Rounds of rain will spread across the Gulf Coast and Tennessee Valley this week, heightening flood concerns for some, but providing drought relief for others.
Rain closing out this weekend across southern and eastern Texas and western Louisiana will become heavier Sunday night through Monday.
Rain amounts will average a general 2 to 4 inches with locally higher totals, which could trigger flash flooding. That is especially true in low-lying and poor drainage areas.
San Antonio, Houston and College Station, Texas, and Lake Charles, Louisiana, are among the communities at risk for the flooding downpours.
"Motorists are urged to avoid areas of high water and to find alternative route in their travels if they do come across high water," stated AccuWeather.com Meteorologist Jordan Root.

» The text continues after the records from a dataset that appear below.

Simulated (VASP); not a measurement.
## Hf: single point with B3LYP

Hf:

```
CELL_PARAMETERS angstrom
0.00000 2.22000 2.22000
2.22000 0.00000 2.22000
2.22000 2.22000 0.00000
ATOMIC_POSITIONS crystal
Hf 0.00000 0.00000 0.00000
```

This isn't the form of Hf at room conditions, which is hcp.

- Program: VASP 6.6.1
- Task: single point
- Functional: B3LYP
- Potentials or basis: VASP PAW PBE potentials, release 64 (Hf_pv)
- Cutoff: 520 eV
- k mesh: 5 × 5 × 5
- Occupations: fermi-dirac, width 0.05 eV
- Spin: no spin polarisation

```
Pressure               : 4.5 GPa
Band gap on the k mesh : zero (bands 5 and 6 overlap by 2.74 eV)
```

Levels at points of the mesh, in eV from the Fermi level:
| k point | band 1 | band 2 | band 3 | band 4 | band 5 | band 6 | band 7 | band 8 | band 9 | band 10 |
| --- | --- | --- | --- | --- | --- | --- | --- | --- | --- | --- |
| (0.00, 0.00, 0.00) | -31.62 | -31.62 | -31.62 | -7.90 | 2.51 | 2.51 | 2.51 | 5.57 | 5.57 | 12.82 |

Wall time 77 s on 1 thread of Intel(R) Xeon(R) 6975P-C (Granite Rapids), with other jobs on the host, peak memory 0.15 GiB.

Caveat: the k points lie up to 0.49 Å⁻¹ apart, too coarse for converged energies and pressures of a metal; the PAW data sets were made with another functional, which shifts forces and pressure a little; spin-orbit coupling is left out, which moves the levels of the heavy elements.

Even if flooding does not ensue, the downpours will pose hazards for motorists by reducing visibility and raising the danger of vehicles hydroplaning at highway speeds. Airline passengers should prepare for flight delays.
The rain will also expand across more of the lower Mississippi Valley through Monday before spreading to the Tennessee Valley, West Virginia and the mid-Atlantic through Tuesday. Thanks to the recent surge of milder air, these areas will escape a return of snow or ice.
While focusing on Shreveport, Louisiana, Monday night, flooding downpours will then tend to wane as the rain expands northeastward. However, the combination of the rain, melting snow and already saturated ground could renew flooding issues around West Virginia and Kentucky.
Travel slowdowns and disruptions to those wishing to enjoy the milder air outdoors will still occur in New Orleans, Nashville, Charleston, West Virginia, and Washington, D.C.
While the early week band of rain will clear most of Texas by Tuesday and the mid-Atlantic at midweek, periods of rain will continue to stream into the lower Mississippi Valley on Wednesday as a new storm takes shape in the Gulf of Mexico.
This storm will bypass Texas, but will spread its rain across the South and to the Tennessee and Ohio valleys later in the week as thunderstorms rumble along the Gulf Coast.
A new round of disruptions to travel and outdoor plans will accompany the storm. The threat for flooding downpours will have to be monitored, as will the prospect of flooding rain, ice and snow in the Northeast late Friday through this weekend.
Despite the disadvantages of the rounds of rain this week, the wet weather will be welcome by the parts of Texas, Arkansas and central Gulf Coast that are currently experiencing a drought.
Last Thursday's update from the U.S. Drought Monitor reported that the zone from east of Lake Charles, Louisiana, to New Orleans to Pensacola, Florida, was suffering from a moderate drought.
While the heaviest rain earlier this week will bypass the communities of Texas that are experiencing the worst drought conditions, the rain will prove beneficial in the corridor from San Antonio to Victoria.